In addition to the above, other factors, such as company size, risk level, quoting in international markets or type of external auditor, may influence the level of risk disclosure of listed companies. One factor frequently analysed in the literature is the composition of the board of directors. Looking for possible relationships between this and the level of risk disclosure by companies, several features are analysed, although results are not always homogeneous. Abraham and Cox (2007), Cabedo and Tirado (2009), Carmona, de Fuentes, and Ruiz (2016), Elshandidy, Fraser, and Hussainey (2013), Lajili (2009) and Oliveira (2012) find that the number of independent directors on the board influences disclosure positively, whereas Buckby, Gallery, and Ma (2015), Cordazzo, Papa, and Rossi (2017) and Hernández Madrigal (2011) do not find any sort of relationship. Buckby et al. (2015) find that the presence of a Risk Committee and the experience of the Audit Committee members exert a positive influence. Carmona et al. (2016) and Elshandidy et al. (2013) find a positive relationship with the number of independent directors in the Audit Committee, whereas Buckby et al. (2015) do not find such a relationship. Other characteristics, such as board size, gender diversity, number of meetings, number of executive and non-executive directors, director compensation and level of commitment, are analysed but with unequal conclusions.

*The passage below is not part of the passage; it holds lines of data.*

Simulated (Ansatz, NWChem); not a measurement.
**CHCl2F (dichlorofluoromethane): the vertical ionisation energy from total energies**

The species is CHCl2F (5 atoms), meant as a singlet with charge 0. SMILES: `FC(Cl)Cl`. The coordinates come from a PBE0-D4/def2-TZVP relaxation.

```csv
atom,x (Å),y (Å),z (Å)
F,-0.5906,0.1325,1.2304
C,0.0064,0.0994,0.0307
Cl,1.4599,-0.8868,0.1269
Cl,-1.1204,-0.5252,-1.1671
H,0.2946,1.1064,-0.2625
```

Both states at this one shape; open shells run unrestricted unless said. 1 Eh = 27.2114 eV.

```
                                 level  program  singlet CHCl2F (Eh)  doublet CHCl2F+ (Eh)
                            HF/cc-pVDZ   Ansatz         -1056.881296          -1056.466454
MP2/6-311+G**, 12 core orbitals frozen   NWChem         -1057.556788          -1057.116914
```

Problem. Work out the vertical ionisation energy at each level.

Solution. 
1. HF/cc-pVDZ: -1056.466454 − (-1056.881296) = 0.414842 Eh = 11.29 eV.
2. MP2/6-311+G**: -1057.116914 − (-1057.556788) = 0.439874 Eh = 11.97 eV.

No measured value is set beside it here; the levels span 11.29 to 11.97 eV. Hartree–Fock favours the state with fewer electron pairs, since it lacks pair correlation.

Considering the above, we raise the following research questions:
Q2: What and who drives or curbs Spanish non-financial listed companies when disclosing risk information?
Q3: What requirements for risk disclosure can Spanish non-financial listed companies expect for the future?
2.3 Spanish regulatory provisions for risk disclosure
There are two types of obligations for Spanish non-financial listed companies. On the one hand, the mandatory provisions of the “Ley de Sociedades de Capital” (RDL 1/2010) and the “Código de Comercio”, developed by means of specific regulations; and, on the other hand, the recommendations of the “Código de buen gobierno de las sociedades cotizadas” (Comisión Nacional del Mercado de Valores [CNMV], 2015) subject to the "comply or explain" principle.
Articles 260, 262 and 540 of the “Ley de Sociedades de Capital” contain the obligations to report on risks and on the related management systems. Article 260, developed by means of Order JUS/319/2018, states the obligation to describe the risks associated to financial instruments in the annual report, providing both qualitative and quantitative information. Based on article 262, the management report must include a description of the main risks and uncertainties to which the company is exposed, and must reflect specific information related to the risks associated to financial instruments. In addition, it establishes specific requirements to large companies for reporting non-financial information (environmental, social, personnel, respect for human rights, fight against corruption and bribery) and includes the obligation to report on the related risks. Article 49 of the “Código de Comercio” includes these same requirements for the consolidated management report. As per article 540 of the “Ley de Sociedades de Capital”, Spanish companies must inform about their risk control and management systems in the corporate governance annual report (Section E. Risk control and management system), following the guidelines dictated in the Order ECC/461/2013 and detailed in the Circular 2/2018 of the CNMV. Articles 529 ter and 529 quaterdecies of the “Ley de Sociedades de Capital” refer to the responsibility of the board of directors for risk control and management function. 529 ter establishes the non-delegable responsibility of the board of directors for determining the risk management policy of the company. 529 quaterdecies states the responsibility of the Audit Committee for supervising the effectiveness of the company's internal control, internal audit and risk management systems.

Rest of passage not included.